The goal of this project was to automate the chicken coop door. To avoid predators the door needed to be closed at night and then opened the following morning. We couldn't always be home to do this, and the task was perfect to try out some new hardware. I also added some switches to control other items such as a heat lamp for those below freezing winter nights.
This project morphed a lot during the build. Initially everything was bare-metal programming using an ATMega328pb Microcontroller, discrete RTC, and an ESP8266 for WLAN connetivity.
The drive for the door was a simple DC motor with an EasyDriver board.
The mechanical portion of the project involved opening and closing of the chicken door. The implementation I chose was interesting to me since I had very little experience in this area. I designed a simple 1/4" plywood door which would raise and lower vertically to uncover and cover a door hole. The plywood was raised by a DC motorm and lowered by gravity. An interesting problem was how to keep the door up (open) without keeping power to the DC motor. If power was removed from the motor, the motor would slip due to the weight of the plywood doro. I wanted to make the system as efficient as possible which meant I would need to find a way to keep the door raised without keeping power on the motor. The ultimate solution I went with was a counter-weight system. When the door was raised, a weight would lower to keep the door up. When the door was lowered, the weight would raise, but the weight was chosen such that the door weight would balance the system and keep the door down.

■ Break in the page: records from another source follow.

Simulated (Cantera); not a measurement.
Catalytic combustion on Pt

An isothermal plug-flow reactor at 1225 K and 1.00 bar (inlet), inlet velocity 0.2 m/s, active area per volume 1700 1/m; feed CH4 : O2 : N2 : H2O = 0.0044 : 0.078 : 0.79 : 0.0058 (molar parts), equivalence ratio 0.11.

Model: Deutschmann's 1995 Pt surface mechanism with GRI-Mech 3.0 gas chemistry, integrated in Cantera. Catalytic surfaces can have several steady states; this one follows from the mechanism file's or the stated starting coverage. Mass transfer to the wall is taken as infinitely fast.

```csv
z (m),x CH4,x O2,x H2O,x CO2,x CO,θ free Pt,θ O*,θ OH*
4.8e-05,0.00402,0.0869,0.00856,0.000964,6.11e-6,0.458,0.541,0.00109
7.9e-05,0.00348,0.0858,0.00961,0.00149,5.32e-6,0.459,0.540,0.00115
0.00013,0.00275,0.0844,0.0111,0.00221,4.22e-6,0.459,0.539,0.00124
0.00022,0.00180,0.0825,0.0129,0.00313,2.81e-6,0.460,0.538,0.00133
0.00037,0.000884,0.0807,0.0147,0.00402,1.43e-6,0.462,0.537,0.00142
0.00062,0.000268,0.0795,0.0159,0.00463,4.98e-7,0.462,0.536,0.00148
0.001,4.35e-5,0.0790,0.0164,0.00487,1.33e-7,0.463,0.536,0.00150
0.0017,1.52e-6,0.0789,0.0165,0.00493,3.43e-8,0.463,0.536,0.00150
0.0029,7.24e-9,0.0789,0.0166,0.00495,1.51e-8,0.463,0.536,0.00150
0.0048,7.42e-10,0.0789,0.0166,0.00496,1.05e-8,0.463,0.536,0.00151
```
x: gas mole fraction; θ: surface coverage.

Eventually I ended up with everything running on a Raspberri Pi Model Zero W. The Pi Zero has everything needed built into a very inexpensive ($10) and compact solution. The ESP8266 alone was ~$6, so this was a no brainer. Additionally, knowing that I would likely use the Pi Zero W on other projects, it seemed wise to just dive into it now.
The Pi Zero W replaced the ESP8266 and ATMega328pb. The Pi served a website with a GUI and database which held the relevant program variables. The mechanics stayed the same.